The administrative law judge found that A.J. Mechanical owed backpay to the employees in the amounts alleged in the compliance specification. In addition, applying White Oak Coal, 318 NLRB 732 (1995), enfd. mem. 81 F.3d 150 (4th Cir. 1996), which sets forth the two-prong test for determining whether the Board should pierce the corporate veil and find a party personally liable, the judge imposed personal liability on Arnold and Cynthia Greene.
On August 26, 2005, the Board issued a supplemental decision, addressing the parties’ exceptions to the judge’s decision in the compliance proceeding.[3] The Board adopted the judge’s findings regarding the amount of backpay the Respondent owed to the discriminatees, but reversed the judge’s decision to pierce the corporate veil and impose personal liability for backpay on the Greenes.

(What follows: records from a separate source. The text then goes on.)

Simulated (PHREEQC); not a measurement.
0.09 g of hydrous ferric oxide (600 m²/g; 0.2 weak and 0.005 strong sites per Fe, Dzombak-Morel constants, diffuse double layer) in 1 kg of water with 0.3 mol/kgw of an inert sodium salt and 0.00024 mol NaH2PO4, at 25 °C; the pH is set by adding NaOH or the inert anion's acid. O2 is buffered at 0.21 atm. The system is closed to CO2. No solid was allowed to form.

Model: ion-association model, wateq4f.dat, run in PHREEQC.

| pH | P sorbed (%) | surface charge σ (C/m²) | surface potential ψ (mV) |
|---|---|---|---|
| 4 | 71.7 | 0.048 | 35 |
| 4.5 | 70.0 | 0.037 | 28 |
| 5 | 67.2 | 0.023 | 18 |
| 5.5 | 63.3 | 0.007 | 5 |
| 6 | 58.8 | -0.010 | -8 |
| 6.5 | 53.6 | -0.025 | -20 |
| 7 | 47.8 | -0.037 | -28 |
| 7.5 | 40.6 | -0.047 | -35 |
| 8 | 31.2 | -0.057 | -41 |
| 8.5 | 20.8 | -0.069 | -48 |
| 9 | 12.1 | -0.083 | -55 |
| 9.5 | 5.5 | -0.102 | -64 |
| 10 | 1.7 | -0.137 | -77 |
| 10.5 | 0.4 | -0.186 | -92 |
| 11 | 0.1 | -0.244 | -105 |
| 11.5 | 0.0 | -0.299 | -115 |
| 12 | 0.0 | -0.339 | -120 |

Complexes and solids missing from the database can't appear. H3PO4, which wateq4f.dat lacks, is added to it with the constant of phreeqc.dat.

The Board filed with the United States Court of Appeals
for the District of Columbia Circuit an application for enforcement of its
supplemental decision, affirming the backpay judgment against the
Respondent. The Charging Party-Union
cross-petitioned the court for review of the Board’s refusal to pierce the
corporate veil and impose personal liability on the Greenes. On March 16, 2007, the court summarily
enforced the uncontested backpay judgment against Respondent A.J. Mechanical,
but granted the
In the court’s view, the Board failed to cite evidence sufficient to support the findings on which it based its refusal to pierce the corporate veil. Specifically, the court found that the scope and nature of the unfair labor practices were such that Greene would have foreseen possible financial consequences for the Respondent resulting from such actions, even before charges were filed. Further, the court found insufficient support for the Board’s conclusion that the decision to terminate A.J. Mechanical’s operations preceded the commencement of extraordinary shareholder distribution payments in February 1999. The court thus found inadequate support for the Board’s conclusion that the shareholder distribution payments that began in February 1999 were made pursuant to a previous, legitimate determination to dissolve the corporation. Having found that the Board failed to set forth an adequate evidentiary basis to support its conclusion that the second prong of White Oak Coal had not been met, the court set aside that portion of the Board’s Order and remanded the case to the Board for further proceedings.[5]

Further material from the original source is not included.